Sparta as a state was often at war and lived always with the threat of war. Partly, this was because the Spartans sought to dominate the Peloponnese, but mainly it was because of the threat from within, of rebellion by the far more numerous helot population. Later tradition claimed that each year the Spartan magistrates declared war on the helots, so that if ever one of the peers killed a helot, the act would be legal. Fear of rebellion encouraged the Spartans to stick together, so that, politically, Sparta was exceptionally stable, something rare in the Greek world. The Spartan peers knew that they could not afford factionalism. While all citizens met and voted yes or no in periodic assemblies, decision making rested with the magistrates, and a permanent high council of elders numbering just 30, including Sparta’s two kings.
Spartans were secretive about their politics and almost every other aspect of their lives, which means that the surviving sources were invariably written by outsiders, often set down much later, and leave much about how the state functioned unclear. What is certain is that by the end of the 6th century BC, Sparta was acknowledged as the foremost military power among the Greeks and had conquered or turned into subordinate allies almost – but not quite – all of the Peloponnese.
Spartan territory was very large by Greek standards, with only three or four other city-states at all comparable in size. Athens was one of these, but, unlike the Spartans, the Athenians did not claim to be conquerors and instead asserted that they were indigenous inhabitants – sprung from the soil of Attica. Whatever their actual origins, Athens swiftly emerged as the main centre over the whole region, and there is no real trace of any rival proto-cities as independent states, unlike the pattern in so much of the Greek world of lots of small cities growing up and living cheek by jowl.

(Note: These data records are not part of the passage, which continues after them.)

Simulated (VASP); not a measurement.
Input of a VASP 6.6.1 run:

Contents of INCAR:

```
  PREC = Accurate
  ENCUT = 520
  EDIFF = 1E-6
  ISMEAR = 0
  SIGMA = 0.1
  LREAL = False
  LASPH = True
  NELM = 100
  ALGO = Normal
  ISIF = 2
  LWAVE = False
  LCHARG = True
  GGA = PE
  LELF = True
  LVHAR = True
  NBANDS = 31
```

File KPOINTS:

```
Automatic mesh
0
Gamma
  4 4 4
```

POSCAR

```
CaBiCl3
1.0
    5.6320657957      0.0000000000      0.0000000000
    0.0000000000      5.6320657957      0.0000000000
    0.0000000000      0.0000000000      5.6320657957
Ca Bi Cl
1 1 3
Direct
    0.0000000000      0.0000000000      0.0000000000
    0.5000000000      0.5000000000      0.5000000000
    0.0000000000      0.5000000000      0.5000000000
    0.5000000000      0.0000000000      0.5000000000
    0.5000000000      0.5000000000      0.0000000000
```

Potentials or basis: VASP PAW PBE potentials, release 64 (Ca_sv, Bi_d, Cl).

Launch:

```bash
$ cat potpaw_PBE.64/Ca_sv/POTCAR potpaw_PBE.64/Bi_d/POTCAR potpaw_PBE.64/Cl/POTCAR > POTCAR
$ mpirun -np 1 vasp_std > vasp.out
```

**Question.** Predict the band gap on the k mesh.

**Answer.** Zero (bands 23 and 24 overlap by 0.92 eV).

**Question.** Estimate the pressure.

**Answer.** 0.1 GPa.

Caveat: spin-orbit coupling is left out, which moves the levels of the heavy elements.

The people of Attica seem to have felt that they belonged to one community, with the city of Athens at its heart. But for all their size and numbers their reputation was unspectacular. Athenians got the briefest of mentions in the Iliad – and plenty of cynics thought that even this was a later interpolation – and did not feature in any other important legends. They had their own hero, Theseus, who roved around killing villains and monsters in a manner suspiciously similar to the, definitely older and more common, tales of Hercules.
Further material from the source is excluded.